During the mad rush toward the holidays (or in my case, trying to stave it off, not unlike the Grinch), I start longing for the days when life was simpler and I could enjoy Christmas for what it truly means.
There was a time when Christmas was not about cramming as much work as you could into the workdays leading up to the holidays, or adjusting deadlines to accommodate the half-dead (as far as getting any real work done) month of December.
It was not about shopping either, or sitting in traffic even during supposedly off- peak hours, or about fighting the temptation to max out your newest credit card by buying things online. (Did you notice how banks throw pre-approved credit cards at you during the ‘-ber’ months?)
It is also difficult to get into the Christmas spirit when you cannot seem to tear your eyes away from the news only to see the Western world, as you have known it in the last two decades, falling down around your ears. Difficult but not impossible.
This is the season we commemorate the birth of the Savior. And amid all the noise, what was true over 2,000 years ago is still very real today. As the angel said, “I bring you good news of great joy which will be for all the people” (Luke 2:10, NASB).

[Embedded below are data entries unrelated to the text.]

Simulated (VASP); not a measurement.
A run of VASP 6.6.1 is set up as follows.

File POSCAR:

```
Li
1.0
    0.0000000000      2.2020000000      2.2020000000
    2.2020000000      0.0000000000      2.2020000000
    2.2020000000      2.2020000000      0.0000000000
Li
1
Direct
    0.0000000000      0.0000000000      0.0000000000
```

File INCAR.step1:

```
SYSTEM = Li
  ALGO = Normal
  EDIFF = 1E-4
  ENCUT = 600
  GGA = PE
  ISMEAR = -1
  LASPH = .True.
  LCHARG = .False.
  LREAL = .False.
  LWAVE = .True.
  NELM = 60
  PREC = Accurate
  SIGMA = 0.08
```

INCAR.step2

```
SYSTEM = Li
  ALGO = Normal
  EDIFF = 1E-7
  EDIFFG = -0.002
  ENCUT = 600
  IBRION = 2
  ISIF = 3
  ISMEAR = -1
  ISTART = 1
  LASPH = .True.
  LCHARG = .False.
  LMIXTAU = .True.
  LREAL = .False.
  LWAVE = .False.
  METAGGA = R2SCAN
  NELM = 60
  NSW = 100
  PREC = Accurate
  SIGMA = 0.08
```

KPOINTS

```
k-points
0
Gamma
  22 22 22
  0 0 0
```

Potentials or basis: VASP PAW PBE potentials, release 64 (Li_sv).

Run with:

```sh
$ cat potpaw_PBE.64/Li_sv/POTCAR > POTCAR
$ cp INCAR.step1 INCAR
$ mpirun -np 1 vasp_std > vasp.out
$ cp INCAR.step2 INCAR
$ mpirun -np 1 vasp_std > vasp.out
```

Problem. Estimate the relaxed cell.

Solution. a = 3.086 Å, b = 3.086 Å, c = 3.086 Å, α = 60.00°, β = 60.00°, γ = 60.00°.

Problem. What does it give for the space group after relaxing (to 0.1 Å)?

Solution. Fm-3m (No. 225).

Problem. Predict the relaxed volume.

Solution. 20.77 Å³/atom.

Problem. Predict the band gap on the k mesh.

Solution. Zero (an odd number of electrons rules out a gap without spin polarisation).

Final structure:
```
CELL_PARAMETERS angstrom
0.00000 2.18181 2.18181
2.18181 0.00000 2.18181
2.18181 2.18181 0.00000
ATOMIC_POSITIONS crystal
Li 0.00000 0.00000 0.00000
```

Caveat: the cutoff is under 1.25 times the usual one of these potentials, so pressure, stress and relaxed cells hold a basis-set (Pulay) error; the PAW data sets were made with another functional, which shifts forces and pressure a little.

I cannot imagine a world where that kind of “good news of great joy” did not exist. Or, at least, I cannot imagine living in it without getting a heart attack from all the stress and bad news.
This is still a business magazine so I have to remark on the good news local retailers are enjoying. The malls are packed and, gauging by the mall-bound procession of cars clogging Manila’s major arteries, sale or no, it does not look like it is going to ease up anytime soon.
I had coffee recently with Carlos Cabochan, president of the Philippine Association of Supermarkets, and he pointed out how the line between retail and wholesale was fast disappearing. This is true not only in the Philippines but in China as well.
In the Philippines, you have discount giants led by SM Supermarket and huge price clubs like Puregold that have closed the gap between wholesale and retail. And you no longer have to overload your baggage to hoard your favorite goods from overseas with mammoth S&R stores all over the city. But what will happen to the small independents?
China’s small independents are still doing well. But the prospect of giant Walmarts and Carrefours is unsettling small players. So why is the mood still optimistic? That is what our cover story tackles. And it is not just plain old Asian optimism at work.
We also have a story on the church architecture of Harbin in Northeast China. During the recent Ad Congress in Camarines Sur, I had the opportunity to photograph four beautiful churches (which we will feature in a future issue). While the Harbin churches are now mere museums, the CamSur churches are still used for worship.
The Chinese construction is undoubtedly superior, especially in terms of faithfulness to the era. But no one can deny that it is the interior architecture of Philippine churches that makes the spirit soar.
May your spirit soar above the bedlam—this Christmas and in the coming year.